That is, the volume of the pile is increasing at a rate of 30 cubic meters per minute.

The statement:

"The height of the pile is always the same as the base diameter"

tells us:

$$h=2r$$

And so, using the formula for the volume of a cone:

$$V=\frac{1}{3}\pi r^2h$$

we find:

(1) The volume as a function of the height $h$:

$$V(h)=\frac{1}{3}\pi \left(\frac{h}{2} \right)^2(h)=\frac{1}{12}\pi h^3$$

(2) The volume as a function of the base radius $r$:

$$V(r)=\frac{1}{3}\pi r^2(2r)=\frac{2}{3}\pi r^3$$

a.) How fast is the height changing when the pile is 8 m high?

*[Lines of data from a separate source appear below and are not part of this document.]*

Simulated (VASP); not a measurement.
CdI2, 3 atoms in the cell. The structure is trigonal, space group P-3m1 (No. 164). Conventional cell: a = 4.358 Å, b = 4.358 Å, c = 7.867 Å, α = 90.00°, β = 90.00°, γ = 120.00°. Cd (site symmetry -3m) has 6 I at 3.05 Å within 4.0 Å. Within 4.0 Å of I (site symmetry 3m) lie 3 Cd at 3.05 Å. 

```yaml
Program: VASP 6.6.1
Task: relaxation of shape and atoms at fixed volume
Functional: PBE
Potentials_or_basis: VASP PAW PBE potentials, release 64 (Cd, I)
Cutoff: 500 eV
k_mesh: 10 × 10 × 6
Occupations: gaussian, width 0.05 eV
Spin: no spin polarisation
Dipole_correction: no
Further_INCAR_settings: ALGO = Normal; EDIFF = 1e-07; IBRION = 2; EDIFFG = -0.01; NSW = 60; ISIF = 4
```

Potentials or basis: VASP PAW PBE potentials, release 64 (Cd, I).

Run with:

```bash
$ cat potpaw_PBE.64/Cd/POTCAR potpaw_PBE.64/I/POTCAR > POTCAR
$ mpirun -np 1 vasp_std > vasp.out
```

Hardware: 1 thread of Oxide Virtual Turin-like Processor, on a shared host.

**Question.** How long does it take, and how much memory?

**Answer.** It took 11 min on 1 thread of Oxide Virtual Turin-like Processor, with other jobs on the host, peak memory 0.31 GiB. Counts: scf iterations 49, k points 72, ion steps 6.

If we implicitly differentiate (1) with respect to time $t$, we obtain:

$$\frac{dV}{dt}=\frac{1}{4}\pi h^2\frac{dh}{dt}$$

Since we are asked to find how fast the height of the pile is increasing, we want to solve for $$\frac{dh}{dt}$$:

$$\frac{dh}{dt}=\frac{4}{\pi h^2}\frac{dV}{dt}$$

Now, using the given data:

$$\frac{dV}{dt}=30\frac{\text{m}^3}{\text{min}},\,h=8\text{ m}$$

we find:

$$\frac{dh}{dt}=\frac{4}{\pi \left(8\text{ m} \right)^2}\left(30\frac{\text{m}^3}{\text{min}} \right)=\frac{15}{8\pi}\frac{\text{m}}{\text{min}}\approx0.596831036594608\frac{\text{m}}{\text{min}}$$

b.) How fast is the radius changing when the pile is 8 m high?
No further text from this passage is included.